Additionally, once any pay increase has been decided by the Government on the advice of the NHS Pay Review Body, it may take several weeks for NHS finance teams to calculate changes in wages and implement the pay rises in monthly payslips.

All of this means that pay rises are often delayed in terms of NHS staff actually seeing more money in their wages.

However, the good news is that this doesn’t mean staff miss out on the money they might be owed. NHS pay rises are always backdated.

For example, if the first payslip reflecting a new pay rise is in June, that month would also include extra money to reflect what would be owed for April and May at the higher rate of pay.

It is worth considering that additional pension contributions are also backdated, reducing the total take home amount in the “catch up” month. In some rare instances (for example where pay rises have moved an individual into a higher pension contribution category) this can mean that the “catch up” month actual has a significant net decrease in take home pay.

Will I get back pay for the 2025/26 pay rise?

Yes. Staff will get back pay for every month between April and August, which is the first month the new pay deal will be seen in pay packets. This could mean several hundred extra pounds in your pay packet. However, don’t forget that you will still be taxed and pay pension contributions for the additional pay as usual – you can find out more here.

Will I be taxed more on the NHS pay rise?

No. The total amount of tax you pay on the back pay for the NHS pay rise in 2025 will not be any more than if you had been paid the added value each month between April and August in your normal pay packet. Likewise, your pension contributions will remain as they would have done if you had received your increased pay from April. You will not lose out in terms of tax or take-home income through receiving your pay as a lump sum.

Will NHS back pay affect my Universal Credit (UC)?

If you are receiving Universal Credit, the way that the NHS pay rise in 2025 is planned to be paid could have an impact on your benefit payments. This is because Universal Credit is directly affected by how much money comes into your bank account each month.

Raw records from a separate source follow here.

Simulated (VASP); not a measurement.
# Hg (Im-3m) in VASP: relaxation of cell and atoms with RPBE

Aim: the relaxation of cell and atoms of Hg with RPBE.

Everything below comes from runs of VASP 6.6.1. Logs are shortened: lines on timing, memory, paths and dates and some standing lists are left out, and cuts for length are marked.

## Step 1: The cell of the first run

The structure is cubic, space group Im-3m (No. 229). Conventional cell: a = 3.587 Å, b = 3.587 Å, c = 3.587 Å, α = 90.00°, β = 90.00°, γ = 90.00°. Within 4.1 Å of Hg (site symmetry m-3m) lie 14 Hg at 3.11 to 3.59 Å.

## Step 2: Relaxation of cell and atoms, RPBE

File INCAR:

Some NHS staff on Universal Credit will see some of their pay increases “cancelled out” by reductions in the Universal Credit they are eligible for, although this will be less severe than in previous years.

Most importantly, the payment of backdated pay as a lump sum in August might tip some people into the category of “surplus earnings” under Universal Credit rules, particularly if they work part-time. This could effectively end their Universal Credit claim, until they have re-applied. If you are worried this might be applicable to you, you should speak to your local HR team as soon as possible.